Building banking partnerships Featured

8:00pm EDT April 25, 2007
Among the key players in any company’s financial group are its CPA, corporate attorney and business banker. The typical business manager might feel like an orchestra conductor, giving each musician room to play a part, but trying to keep the whole thing in balance.

 

“Rarely do all the providers have the full picture — and it is even rarer that they have a common, shared understanding,” says David J. Janus, president and CEO of FirstMerit’s Cleveland area office. “I think the biggest synergy is the shared knowledge of the owner’s long-term strategy and goals.”

Smart Business turned to Janus for tips on keeping the relationships harmonious and in balance.

What is the basic strategy with providers?

External service providers are no different than a management team. The owner must get them all working in the same direction to execute their strategy and to accomplish the goals they set forth. Too often these service providers are privy to the piece of strategy around the particular service or project they are working on but do not have the entire picture.

A service provider might suggest a solution that fits the current situation, but another solution would be better from a long-term perspective. For example, I’ve worked with companies that wanted debt capital available for substantial growth and large equity capital distributions for estate planning purposes, to buy out shareholders, and to purchase another company with bank debt. Those objectives are in conflict with each other.

Ideally, we’d want to sort out the priorities with the owner along with the accountants, lawyers and insurance providers to find the best solution.

Does the orchestra leader analogy really work?

Yes, it does. The conductor is always trying to get the most out of each player, but they are best when in perfect harmony. Rare is the company that tries to get perfect harmony. The typical business owner views them as providing separate services and playing separate roles.

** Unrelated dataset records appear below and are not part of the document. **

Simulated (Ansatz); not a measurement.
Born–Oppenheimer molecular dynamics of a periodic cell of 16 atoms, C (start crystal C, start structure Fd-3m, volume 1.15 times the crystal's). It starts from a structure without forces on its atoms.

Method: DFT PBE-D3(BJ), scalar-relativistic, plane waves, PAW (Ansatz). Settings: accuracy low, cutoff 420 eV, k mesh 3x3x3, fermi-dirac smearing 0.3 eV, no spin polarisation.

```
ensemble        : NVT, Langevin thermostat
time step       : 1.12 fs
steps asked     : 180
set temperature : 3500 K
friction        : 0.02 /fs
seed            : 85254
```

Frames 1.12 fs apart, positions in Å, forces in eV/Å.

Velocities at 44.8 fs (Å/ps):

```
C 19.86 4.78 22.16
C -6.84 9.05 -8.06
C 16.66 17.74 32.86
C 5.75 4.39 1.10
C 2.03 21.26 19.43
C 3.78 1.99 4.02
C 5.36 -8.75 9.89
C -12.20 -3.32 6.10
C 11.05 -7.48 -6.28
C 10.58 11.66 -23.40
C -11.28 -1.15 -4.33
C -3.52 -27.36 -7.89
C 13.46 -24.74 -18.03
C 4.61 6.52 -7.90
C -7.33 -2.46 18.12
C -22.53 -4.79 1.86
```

So are all equally important?

I’m not sure it matters who is most important. All would be deemed ‘trusted advisers’ of the owner but it depends on the owner’s needs and the situation to determine who plays the lead role at any particular time. The fact that each provider brings unique services to the owner suggests they are all equally important.

What other professionals should have a seat at the table?

Add the commercial insurance provider into the mix and any consultants the company uses with any frequency: management consultants, HR consultants, industry consultants, and so on.

These providers all sit down with owners and sometimes with the leaders. What information you give them depends on what they need to know at the time. An owner likely would want his management team working with the CPAs on an acquisition, but the owner may not want management involved in some litigation work done by the lawyers. It’s very important that service providers know each other and effectively provide the best service possible.

Do many businesses do this?

No. In fact, I have yet to see a business owner pull together his or her entire professional service team for a strategy summit.

Should all parties have similar access to corporate records and books?

Service providers know what information they need to review. I wouldn’t suggest they all have free access to everything, but if the information is pertinent to the situation or the project then they should have access. The business owner should be in a position of complete trust with these service providers, so full disclosure is best.

Why is it important to get them all working on the same page?

Having your professional service provider group working collaboratively will yield better results, avoid surprises, mitigate potential problems, potentially head-off bad decisions and help owners meet their objectives.

I would suggest a summit among these providers once a year after the financial results are available for the most recently ended year and plans are complete for the coming year and beyond. This should be a thought-provoking session about where the owner wants to go with the business, how success is measured, how he or she plans to get there and what impediments might be in the way. Consider this group your informal board of directors. After all, you’re paying them for their advice and service, so why not get the most of synergies among them?